Regardless, when I run on your example, I see:
scala> val distinctHobbies = hobbies.rdd.flatMap {row => row.getSeq[List[Row]](0).flatten}.map(row => (row.getString(0), row.getString(1))).distinct
distinctHobbies: org.apache.spark.rdd.RDD[(String, String)] = MapPartitionsRDD[121] at distinct at <console>:24
scala> val dhDF = distinctHobbies.toDF("activity", "name")
dhDF: org.apache.spark.sql.DataFrame = [activity: string, name: string]
scala> dhDF.show
...
+--------+----+
|activity|name|
+--------+----+
| a2| h2|
| a1| h1|
| a3| h3|
| a4| h4|
+--------+----+
Is there a way to know all the possible (acceptable) keywords, after a SELECT statement in SQL before the list of fields?
Edit
Reference DB is MySQL
PostgreSQL 9.4
http://www.postgresql.org/docs/9.4/static/sql-select.html
[ WITH [ RECURSIVE ] with_query [, ...] ]

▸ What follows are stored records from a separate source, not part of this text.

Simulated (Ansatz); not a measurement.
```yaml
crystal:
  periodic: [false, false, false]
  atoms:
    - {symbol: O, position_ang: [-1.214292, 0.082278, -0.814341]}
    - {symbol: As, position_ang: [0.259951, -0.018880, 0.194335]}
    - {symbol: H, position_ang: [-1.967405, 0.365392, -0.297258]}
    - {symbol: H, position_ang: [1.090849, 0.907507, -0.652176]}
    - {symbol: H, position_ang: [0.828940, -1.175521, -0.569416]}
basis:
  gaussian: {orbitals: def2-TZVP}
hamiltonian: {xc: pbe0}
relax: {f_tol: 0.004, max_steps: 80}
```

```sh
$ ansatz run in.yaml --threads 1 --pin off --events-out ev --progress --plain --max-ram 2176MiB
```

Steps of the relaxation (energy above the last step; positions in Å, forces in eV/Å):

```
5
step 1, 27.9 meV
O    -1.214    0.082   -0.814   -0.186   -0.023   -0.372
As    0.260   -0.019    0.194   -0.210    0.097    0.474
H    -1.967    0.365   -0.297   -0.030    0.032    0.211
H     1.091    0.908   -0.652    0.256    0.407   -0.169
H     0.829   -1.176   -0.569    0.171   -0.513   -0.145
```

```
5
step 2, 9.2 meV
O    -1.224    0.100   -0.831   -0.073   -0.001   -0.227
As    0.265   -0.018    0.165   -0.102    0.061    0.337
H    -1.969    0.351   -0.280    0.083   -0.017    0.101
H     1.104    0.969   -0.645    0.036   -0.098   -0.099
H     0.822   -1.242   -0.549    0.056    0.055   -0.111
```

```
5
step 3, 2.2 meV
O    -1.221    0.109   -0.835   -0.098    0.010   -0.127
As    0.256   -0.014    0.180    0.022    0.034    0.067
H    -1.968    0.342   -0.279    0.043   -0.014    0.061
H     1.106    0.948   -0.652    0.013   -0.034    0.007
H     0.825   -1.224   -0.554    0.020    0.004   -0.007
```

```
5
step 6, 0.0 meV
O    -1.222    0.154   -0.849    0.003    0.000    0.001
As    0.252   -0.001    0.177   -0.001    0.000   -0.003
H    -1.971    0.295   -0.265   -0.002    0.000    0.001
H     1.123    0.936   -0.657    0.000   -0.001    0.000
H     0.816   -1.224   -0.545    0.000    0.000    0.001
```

SELECT [ ALL | DISTINCT [ ON ( expression [, ...] ) ] ]
[ * | expression [ [ AS ] output_name ] [, ...] ]
[ FROM from_item [, ...] ]
[ WHERE condition ]
[ GROUP BY expression [, ...] ]
[ HAVING condition [, ...] ]
[ WINDOW window_name AS ( window_definition ) [, ...] ]
[ { UNION | INTERSECT | EXCEPT } [ ALL | DISTINCT ] select ]
[ ORDER BY expression [ ASC | DESC | USING operator ] [ NULLS { FIRST | LAST } ] [, ...] ]
[ LIMIT { count | ALL } ]
[ OFFSET start [ ROW | ROWS ] ]
[ FETCH { FIRST | NEXT } [ count ] { ROW | ROWS } ONLY ]
[ FOR { UPDATE | NO KEY UPDATE | SHARE | KEY SHARE } [ OF table_name [, ...] ] [ NOWAIT ] [...] ]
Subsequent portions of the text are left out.